27 Mar, 2014 @ 21:57
2 mins read

Caveat Emptor, part 2: A short guide to buying a home in Spain

property taxes spain

IN my last column, we looked, briefly, at what to take into account before purchasing a property in Spain. Now, here’s an overview of the expenses that will be coming out of your account to pay for your new home.

Aside from the, rather obvious, requirement of having the money, or the mortgage, that will be needed to pay the agreed price of your dream home in Spain, you should also set aside approximately an additional 15% of the sum to cover all the other costs for which you, the buyer, are liable when purchasing a property.

These can be divided up into three categories: fees paid to professionals; fees due to the Property Registry (Registro de la Propiedad); and taxes due to municipal and central governments.

Spanish lawyers normally charge 1%, plus VAT, of the agreed price for their services, which should include all the items listed previously: verifying ownership and description details in the Property Registry and the state property database for tax purposes (Catastro), confirming there are no impediments, taxes, or other liens that would affect the sale, checking the town hall has no planning issues or charges pending, drawing up deposit and purchase contracts (if required), and generally protecting your interests as the purchasing party.

For their services in drawing up and overseeing the signature of the public title deed (escritura) and payment, the notary usually charges around 0.2% of the agreed price. Thereafter, the cost of registering your purchase and transfer of ownership in the property with the Property Registry should be about two-thirds of the notary’s fee.

All taxes arising from a property purchase in Spain must be paid within 30 days from the date of signature of the public title deed. After this, buyers become liable for a surcharge of up to 20% of the tax in question. And, remember, prior to paying tax, foreign buyers need to obtain a NIE number (Número de Identidad de Extranjero), the foreign identification number required for all paperwork with the Revenue Service (Hacienda).

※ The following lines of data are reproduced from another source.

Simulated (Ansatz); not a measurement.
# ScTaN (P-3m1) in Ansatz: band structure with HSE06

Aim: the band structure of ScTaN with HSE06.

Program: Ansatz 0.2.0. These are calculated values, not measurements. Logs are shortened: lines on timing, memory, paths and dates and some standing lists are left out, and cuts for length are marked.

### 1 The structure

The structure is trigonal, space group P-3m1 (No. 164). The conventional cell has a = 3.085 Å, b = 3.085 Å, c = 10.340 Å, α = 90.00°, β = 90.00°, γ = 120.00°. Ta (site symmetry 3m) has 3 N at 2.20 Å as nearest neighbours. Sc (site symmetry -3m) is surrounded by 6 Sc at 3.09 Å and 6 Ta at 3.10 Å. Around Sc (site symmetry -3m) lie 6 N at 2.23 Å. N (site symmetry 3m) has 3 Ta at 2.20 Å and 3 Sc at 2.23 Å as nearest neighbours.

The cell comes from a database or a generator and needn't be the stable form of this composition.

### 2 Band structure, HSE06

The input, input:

For resale properties, buyers must pay Transfer Tax (Impuesto de Transmisiones Patrimoniales), levied in line with a sliding scale, depending on the purchase price: 8% on amounts up to 400,000€; 9% from 400-700,000€; and 10% for amounts over 700,000€. A separate scale applies for parking spaces: 8% up to 30,000€; 9% between 30-50,000€; 10% from 50,000€ onwards.

For new properties, buyers need to pay, (i) 10% value-added tax (VAT, known in Spanish as IVA or the Impuesto de Valor Añadido) on top of the purchase price, and, (ii) 1.5% stamp duty (Actos Jurídicos Documentados).

Whether you’re buying a new or a resale property, if you are taking out a mortgage, you will also have to pay 1.5% stamp duty of the principal loan, plus interests and costs in case of non-payment.

If you are buying from a non-resident, you should retain 3% of the agreed price and deposit this with the Revenue Service with a period of one calendar after completion.

Finally, depending on the terms of the contract agreed between buyer and seller, as the buyer, you may also be liable for municipal land tax (plusvalía), as explained in the previous column. Once you’ve paid all the above, the home of your dreams will, at long last, be yours!

Adam Neale (Columnist)

Adam Neale is the owner of Terra Meridiana, a real estate agency based in Estepona on the Costa del Sol covering areas such as Marbella, Estepona, Sotogrande and Benahavís. Adam has more than a decade of experience in the sales and rental markets and, as Property Insider for the Olive Press, will be providing useful advice for buyers, sellers, tenants and all those interested in living in southern Spain. You can contact Adam by phone at +34 951 318480, pay a visit to his office at 77 Calle Caridad, 29680 Estepona (Málaga) or just visit his website at www.terrameridiana.com


  1. A friend of mine just purchased a flat in Fuengirola and is being asked to pay an extra 30.000 because he “under declared” the value of his flat. This was a flat bought through an estate agent, all handled with lawyers and notaries, and all taxes paid, and yet out of the blue he has been hit with this retrospective bill. Accounts embargoed, fine accrusing interest.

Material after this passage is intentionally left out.